Ok, results from one of glennaxl hosts, with 2 GPUs one:

What expected: higher load on first 4 CPUs.
What unexpected - sometimes bigger load on CPUs with higher numbers. Here both groups sometime over-loaded and sometimes not - it's strange.
EDIT:
Actually, cause CPU tasks go w/o affinity, from task to task CPU, assigned for particular bench number can change. So CPU results completely expected! 4 cores always have higher load than 4 another.
Interesting to test x4 build on same host. Here I would expect only 2 overloaded cores instead of 4.
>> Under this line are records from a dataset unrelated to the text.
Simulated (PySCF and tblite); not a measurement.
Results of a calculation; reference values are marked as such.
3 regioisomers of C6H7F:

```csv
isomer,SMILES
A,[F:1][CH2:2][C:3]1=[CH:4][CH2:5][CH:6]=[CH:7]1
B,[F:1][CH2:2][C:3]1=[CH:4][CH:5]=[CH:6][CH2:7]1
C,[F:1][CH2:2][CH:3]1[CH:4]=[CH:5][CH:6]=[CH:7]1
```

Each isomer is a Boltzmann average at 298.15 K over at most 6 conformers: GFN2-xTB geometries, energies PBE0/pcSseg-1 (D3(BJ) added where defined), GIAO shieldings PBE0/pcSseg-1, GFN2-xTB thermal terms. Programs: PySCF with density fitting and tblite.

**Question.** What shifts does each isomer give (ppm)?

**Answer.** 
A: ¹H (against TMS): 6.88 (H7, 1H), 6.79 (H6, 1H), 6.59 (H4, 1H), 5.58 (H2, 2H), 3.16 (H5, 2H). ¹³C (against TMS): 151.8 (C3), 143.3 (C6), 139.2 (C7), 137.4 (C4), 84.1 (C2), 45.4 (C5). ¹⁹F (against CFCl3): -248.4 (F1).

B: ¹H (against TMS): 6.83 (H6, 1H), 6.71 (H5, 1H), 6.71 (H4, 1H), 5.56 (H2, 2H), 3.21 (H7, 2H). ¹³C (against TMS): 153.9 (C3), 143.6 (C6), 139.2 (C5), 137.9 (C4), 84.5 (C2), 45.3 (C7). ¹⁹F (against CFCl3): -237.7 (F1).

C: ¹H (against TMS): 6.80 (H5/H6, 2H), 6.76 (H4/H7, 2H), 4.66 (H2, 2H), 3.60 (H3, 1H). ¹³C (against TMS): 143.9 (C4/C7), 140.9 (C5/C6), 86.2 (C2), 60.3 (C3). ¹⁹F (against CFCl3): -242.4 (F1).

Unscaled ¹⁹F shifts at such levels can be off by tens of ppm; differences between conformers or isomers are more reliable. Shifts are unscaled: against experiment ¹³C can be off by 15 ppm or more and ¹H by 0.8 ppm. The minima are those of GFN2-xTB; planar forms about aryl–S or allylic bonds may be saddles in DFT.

Elapsed times for GPU apps don't allow to chose the best app IMO.
If additional tests on that host possible what I would love to have:
1) benchmark script replaced on something more new, possible samples attached to this post. Lack of CPU times for GPU app is very sad.
2) test-wu6 can be excluded completely. It VLAR-killed anyway.
3) No need so much work on CPU now. GPU loaded only ~350 seconds and CPU loaded ~1600 seconds total. If CPU would be loaded slightly longer that GPU it would be OK for my purposes and save time for productive crunching

(although nothing wrong with doing all test WUs on CPU too).
4) Slightly changed experiment conditions:
a) single GPU0 run, w/o CPU loaded at all.
b) single GPU0 run with CPU fully loaded as here.
c) separate (it's important) run for V12 with both GPU + all CPU loaded.
d) again, separate run for V12b both GPU, all CPU.
e) separate run for V12b x4, both GPU, all CPU.
Is it possible to perform these additional tests?
[attachment deleted by admin]